Here's a "thumbs up" and "thumbs down" related to various political news items from the past week:

Thumbs up

Thanks to Dems: South Carolina Democrats may have seized on the most original political ploy in years when two of them – lobbyist Dwight Drake and state Sen. Brad Hutto of Orangeburg paid $6,600 at a fund-raiser to win a dinner for nine couples at the Governor’s Lace House in Columbia. They invited all the gubernatorial candidates of all parties, including, of course, the host governor. They are all coming, along with their wives, as are Hutto and Drake and their wives and others, including a reporter and his wife, who we suppose will be our fly on the wall. And what did the candidate for governor say to the other candidate for governor?

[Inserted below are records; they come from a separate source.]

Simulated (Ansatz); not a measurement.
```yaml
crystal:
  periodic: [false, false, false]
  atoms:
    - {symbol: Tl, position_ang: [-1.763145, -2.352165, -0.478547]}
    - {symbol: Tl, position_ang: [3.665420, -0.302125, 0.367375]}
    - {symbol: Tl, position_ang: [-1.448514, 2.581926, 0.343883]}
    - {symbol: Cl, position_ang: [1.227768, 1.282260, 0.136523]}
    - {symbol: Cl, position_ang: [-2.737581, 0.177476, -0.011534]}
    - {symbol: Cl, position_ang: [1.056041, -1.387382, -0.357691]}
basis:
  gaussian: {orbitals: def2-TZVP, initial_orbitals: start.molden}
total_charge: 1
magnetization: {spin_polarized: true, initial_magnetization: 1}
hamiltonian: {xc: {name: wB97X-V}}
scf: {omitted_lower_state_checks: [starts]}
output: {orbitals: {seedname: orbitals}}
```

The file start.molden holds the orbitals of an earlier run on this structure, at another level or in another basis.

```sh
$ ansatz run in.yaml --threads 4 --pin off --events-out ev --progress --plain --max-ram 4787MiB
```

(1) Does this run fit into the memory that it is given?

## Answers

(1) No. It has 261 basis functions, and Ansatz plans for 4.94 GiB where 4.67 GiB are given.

Making up: It may be hard for those outside politics to understand how politicians can be at each other’s throats during a political campaign, but at least courtesy to each other outside of the political realm. For instance, there’s Democrat Inez Tenenbaum, state superintendent, who ran in 2004 against Republican Jim DeMint for US Senate in a bitter, raucous campaign. DeMint won, but this past week, they joined forces to promote the Pell Grant for students in the first time they have seen each other in person. They embraced briefly, then let bygones be bygones in an effort to help a common cause.

Thumbs down

Flagging: Rep. Ken Kennedy, D-Greeleyville, raised many eyebrows in the House when he acerbically responded to Rep. Catherine Ceips, R-Beaufort, that neither he nor his family would be aided by the purchase of three Revolutionary War battle flags and said he had thrown away Ceips’ letter about the flags. Other representatives from both parties disagreed with Kennedy, as did 107 members who voted to direct the Budget and Control Board to enter into negotiations to buy the flags before auction and to raise privately the $2- or $3-million that would be needed to purchase the flags taken by “Bloody” Tarleton of England in a Lancaster County massacre. Kennedy didn’t even bother to vote.